Over my year of sabbatical, I planned to become comfortably proficient with data manipulation and analysis with R. I’m getting there. (I was doing a lot more over sabbatical of course, but this was one of my main objectives.) I figure it’ll take at least a few more manuscripts to get comfortable. As I really should be cranking out a dissertation’s worth of stuff in the next year, I have plenty of opportunity to get better, and the rate limiting step for me is sorting out the code.
I’m going to briefly describe the resources I’ve used, and the challenges and constraints I’ve faced — but the main reason I’m writing this post is that I’m hoping the comments will be a clearinghouse of suggestions and perspectives. A lot of y’all did things differently than me, and some of you are literally pros at teaching this stuff to others. Please, leave a comment with your thoughts about how it’s best for all kinds of folks to learn R, because I imagine that’s where this post will be most valuable to others.
I think my circumstance is rather common, but not one I hear folks discussing much. I went to grad school when R was not much of a thing, finishing up in 1999. In the early 2000’s, I spent a bit of time to get ramped up, but didn’t get far, once I realized it involved delving into the documentation for S. As a PI in a primarily undergraduate institution, I’ve been running my lab steadily, running stats through the range of ways that worked just fine for me. Over time, more and more ecologists have started using R. In recent years, for many approaches, it’s switched from a tool of choice to a tool of no-other-choice.

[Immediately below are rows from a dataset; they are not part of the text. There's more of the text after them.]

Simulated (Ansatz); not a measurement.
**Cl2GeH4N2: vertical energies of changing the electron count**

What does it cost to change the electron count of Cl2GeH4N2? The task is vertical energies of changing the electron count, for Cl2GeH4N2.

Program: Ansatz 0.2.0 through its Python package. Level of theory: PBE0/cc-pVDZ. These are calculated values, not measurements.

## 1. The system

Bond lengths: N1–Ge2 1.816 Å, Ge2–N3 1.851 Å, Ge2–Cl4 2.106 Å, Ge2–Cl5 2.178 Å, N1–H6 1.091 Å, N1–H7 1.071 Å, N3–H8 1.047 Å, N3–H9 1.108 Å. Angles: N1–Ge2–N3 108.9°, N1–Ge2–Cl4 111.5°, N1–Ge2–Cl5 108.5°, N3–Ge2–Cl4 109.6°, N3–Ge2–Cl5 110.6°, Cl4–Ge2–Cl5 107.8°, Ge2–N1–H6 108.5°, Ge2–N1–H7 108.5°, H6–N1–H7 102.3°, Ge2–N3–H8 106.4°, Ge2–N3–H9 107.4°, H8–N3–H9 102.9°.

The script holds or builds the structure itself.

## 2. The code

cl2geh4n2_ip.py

For a lot of folks in my boat, we don’t have a community of savvy folks around us who can give us tips and troubleshoot off the hip. My department now has a couple professors who are good to great with R, who were recently hired, but there really isn’t anybody else I can readily consult in person. So this is pretty much a solitary endeavor. I was really interested in showing up for a week-long short course, I’ve heard how useful it is, but I just didn’t find that week in my schedule, even on sabbatical.
If am going to keep working on what I’ve been working on, now I’ve got to use R. It’s not a bad thing, it’s just, well, cumbersome to pick up this tool when I’ve already mastered a toolset that did what I needed. There are a lot of other ecologists from my generation that aren’t exactly in this situation — they may or may not have learned R — but most of their analyses and figures are run by members of their lab. I’ve talked to a lot of mid-career and senior folks who concede they should learn R, but for them it’s less of a pressing need because it doesn’t grind the work in their lab to a halt. After relying on collaborators for this kind of stuff interstitially, it long ago became clear this is no longer sustainable. The upshot is I spent my sabbatical learning stuff that folks now are typically learning in grad school, who may have gotten a taste in their undergrad work. And until my department gets on the same page and gives these skills to all of our students as a part of the curriculum (which won’t happen overnight by any means), then I’m to be the guy who teaches my lab members to do this, that is, if it’s something that we make happen. Because I won’t not be available enough to my students to help them troubleshoot that often, even if my help would be helpful at this point.
I’m coming at this from the perspective of being very comfortable with statistics. A lot of the resources out there for teaching R are teaching statistics as much as they are teaching how to code usefully in R. This totally makes sense for junior scientists who are learning the theory and the math while they are learning to code in R, but this also means a lot of the materials out there aren’t built with me in mind.
How did I go about starting out?
I started with a book. The second edition of Beckerman et al’s Getting Started With R. It did precisely what it said it would do — it got me started with R. I was stationed at a desk for a few straight days, mostly walking through the lessons bit by bit — occasionally dipping into my own datasets and looking other stuff up along the way. In my experience, if you know stats but don’t know R, then this book will get you to a point where you’re comfortable with the basics. The book points out a lot of obvious things in a very obvious way, and might seem to be slow in this regard, which I found to be a feature and not a bug. I totally breezed through it, and by the end, I was good to go with the basics. The book also pointed me toward some standard resources. When googling up how to do something in R, you often come upon useful information in stack exchange. Also, the R Studio cheatsheets are super helpful.
Having gotten a little familiar with base R, I’m a lot happier to deal with dplyr and the ‘hadleyverse’ as much as possible.
(By the way, what’s the deal with the name dplyr? Here’s the deal:
I’d also like to point out that I’m under no illusions that using R is no more than an incremental step to prevent oneself from being outdated, and this is a good thing to keep in mind regardless of your career stage. I imagine the standard might soon be to use Python or something else that isn’t even on the horizon. It might not be long before R is uniformly seen as the antiquated way of doing things. In a few decades, you might look back at your R code just like senior folks now chuckle about using punchcards and Fortran.
This site had a discussion about good ways to learn R four years ago. Since then, the tools and support for using R have evolved substantially. But maybe it still might be useful to see the comments from back then. So I’m hoping new comments on this post can help steer folks in useful directions.
By the way, this post is coming out just as the annual meeting of the Ecological Society of America is ramping up. Which means a lot of folks probably won’t see this on a prompt timescale. (And probably why I won’t be engaged in commenting/responding much either.) If you happen to be at ESA, please do say hi if you see me around! (And if you wake up early Thursday morning, do feel free to catch my ignite talk).